I also like “For 3 or More Adults, Ages 10 and Up”. Nice touch.
Next is the whole table of contents on a single page. Very nice. And then we get the credits OH MY GAAHH…!

I said the only way the cover could be more cool is if the dragon were breathing fire. This one does! And this wizard is throwing his magic missile and it’s also a dragon! The dude with the bow is about to shot the dragon into the mouth and the dwarf is under the dragon, raising his hammer to smash its knees. And that elf chick blocking the dragons breath with her shield while looking cool? Totally badass. Let me put on the Conan the Barbarian soundtrack before I continue writing this.

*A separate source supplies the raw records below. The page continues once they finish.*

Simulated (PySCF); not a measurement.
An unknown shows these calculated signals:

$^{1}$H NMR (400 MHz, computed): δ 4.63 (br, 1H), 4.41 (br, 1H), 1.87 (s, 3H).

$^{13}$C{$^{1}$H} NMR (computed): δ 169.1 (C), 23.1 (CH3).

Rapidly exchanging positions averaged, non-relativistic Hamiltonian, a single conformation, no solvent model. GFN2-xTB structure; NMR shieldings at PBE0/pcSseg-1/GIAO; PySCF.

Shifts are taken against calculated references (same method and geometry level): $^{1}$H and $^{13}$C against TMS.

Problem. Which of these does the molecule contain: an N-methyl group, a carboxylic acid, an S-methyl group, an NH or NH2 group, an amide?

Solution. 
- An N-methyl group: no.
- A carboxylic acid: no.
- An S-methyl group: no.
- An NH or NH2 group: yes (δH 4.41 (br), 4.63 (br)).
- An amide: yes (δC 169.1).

Why is this picture here on the credits page? This isn’t really telling us anything or illustrating something that is explained on that page, like most RPG art. It’s simply there to make the page not look as empty. So why not put something there that gets people hyped up for them game after they are already curious from the cover?

Okay, let’s get to actually reading the book. It has a short foreword, which I usually don’t read, but since the interest here lies not just in the specific rules of the edition, but how it is related and compares to all the other rules versions, let’s give this a look. There is a bit of nostalgic musing about OD&D (if you can call it that after just 6 years), but Moldvay spells it out specifically that OD&D was written for experienced wargamers. The primary goal of this revision of the rules was to make them accessible to completely new players, who are not familiar with these types of games at all. Many of the changes were made in direct response to letters send by players to TSR with questions about specific elements of the rules. Interestingly, it doesn’t mention the Holmes version that had been released 3 years later. Perhaps he was including it with “the original D&D rules”? As I mentioned before, I don’t know anything about OD&D or Holmes Basic, so I am unable to even guess.
He also dedicates a short paragraph to say “In a sense, the D&D game has no rules, only rule suggestions”. He encourages to make changes, “particularly if a new or altered rule will encourage creativity and imagination”. Which certainly is an important thing, especially with games of this period. But I think to completely new players who barely have any understanding of the rules as they are written at this point, this doesn’t really seem like particularly helpful advice. It seems a bit too much “yeah, whatever” to me. A few more sentences on explaining that it’s best to first fully understand the rules and using them for a while before trying to improve them for the personal requirements would have been a good idea. However, since this game is very compact and quite simple to begin with, it seems much less of an issue than with many other, much more complex games. The chance to accidentally cause a chain reaction as whole structures of rules collapse with rules on which they are build being taken away seems quite low here.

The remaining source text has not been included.